When Vertefeuille went to Gabon, Aldrich Ames was working in Langley as Soviet branch chief in the counterintelligence division. On June 13, 1985, in his fourth-floor office, he wrapped up between 5 and 7 lbs. of cable traffic and other secret documents in plastic bags, walked out to the parking lot and drove across the Potomac to Chadwick's, a Washington saloon under the K Street Freeway in Georgetown. There he met Sergei Chuvakhin, the first secretary of the Soviet embassy in Washington, and handed him the plastic bags.
It was the largest amount of sensitive data ever passed to the KGB in a single meeting. Inside the bags was the most secret information Langley possessed-the names of some of the most important Soviet sources working for the CIA and FBI.
During the course of the next 12 months, Ames lunched with Chuvakhin at least 14 times. He had a perfect cover because his CIA superiors had authorized him to meet with Soviet officials to try to recruit them. At his lunches with Chuvakhin, he continued providing all sorts of classified documents to the KGB, including the identity of more Soviet sources. The results were immediate and devastating. In the fall of 1985 and continuing into early 1986, some 20 CIA agents in the Soviet Union simply disappeared, vanishing off the agency's screen.

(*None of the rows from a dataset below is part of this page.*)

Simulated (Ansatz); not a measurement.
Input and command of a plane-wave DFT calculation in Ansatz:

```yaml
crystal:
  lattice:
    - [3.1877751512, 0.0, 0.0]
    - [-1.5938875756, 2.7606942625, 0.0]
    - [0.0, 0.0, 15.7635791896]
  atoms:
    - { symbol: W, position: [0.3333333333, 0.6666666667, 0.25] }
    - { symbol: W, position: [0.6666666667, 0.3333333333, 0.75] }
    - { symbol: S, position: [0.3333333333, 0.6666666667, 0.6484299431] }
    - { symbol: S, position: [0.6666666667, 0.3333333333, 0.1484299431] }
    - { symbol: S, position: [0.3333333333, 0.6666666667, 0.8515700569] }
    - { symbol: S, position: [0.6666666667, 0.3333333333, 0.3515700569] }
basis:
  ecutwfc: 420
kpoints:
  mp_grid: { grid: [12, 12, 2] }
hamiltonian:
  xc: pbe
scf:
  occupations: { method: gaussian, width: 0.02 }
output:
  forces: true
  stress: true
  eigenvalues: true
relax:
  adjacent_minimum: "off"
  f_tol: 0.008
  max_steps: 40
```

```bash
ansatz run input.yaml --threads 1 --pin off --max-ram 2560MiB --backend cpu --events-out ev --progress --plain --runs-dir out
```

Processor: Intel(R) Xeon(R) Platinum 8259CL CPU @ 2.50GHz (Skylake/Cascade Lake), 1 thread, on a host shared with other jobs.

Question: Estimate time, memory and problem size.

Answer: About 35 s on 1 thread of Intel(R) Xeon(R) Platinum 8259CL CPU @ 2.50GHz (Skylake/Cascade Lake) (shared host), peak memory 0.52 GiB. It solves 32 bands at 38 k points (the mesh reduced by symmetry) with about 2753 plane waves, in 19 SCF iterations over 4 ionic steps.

It was clear--or should have been--that something had gone terribly wrong. The likelihood that all these agents had been arrested because they or the CIA made operational mistakes simply defied the law of averages and common sense. Some other explanation--a compromised code or a KGB penetration of CIA communications--was possible, but remote. Everything pointed toward a human penetration. A mole.
It was a hideous prospect--that someone inside the CIA was betraying the agency's operations to the KGB. Faced with a disaster of such apocalyptic proportions, the agency might have been expected to turn Langley upside down. To pull out all the stops. To launch a major investigation. It did not.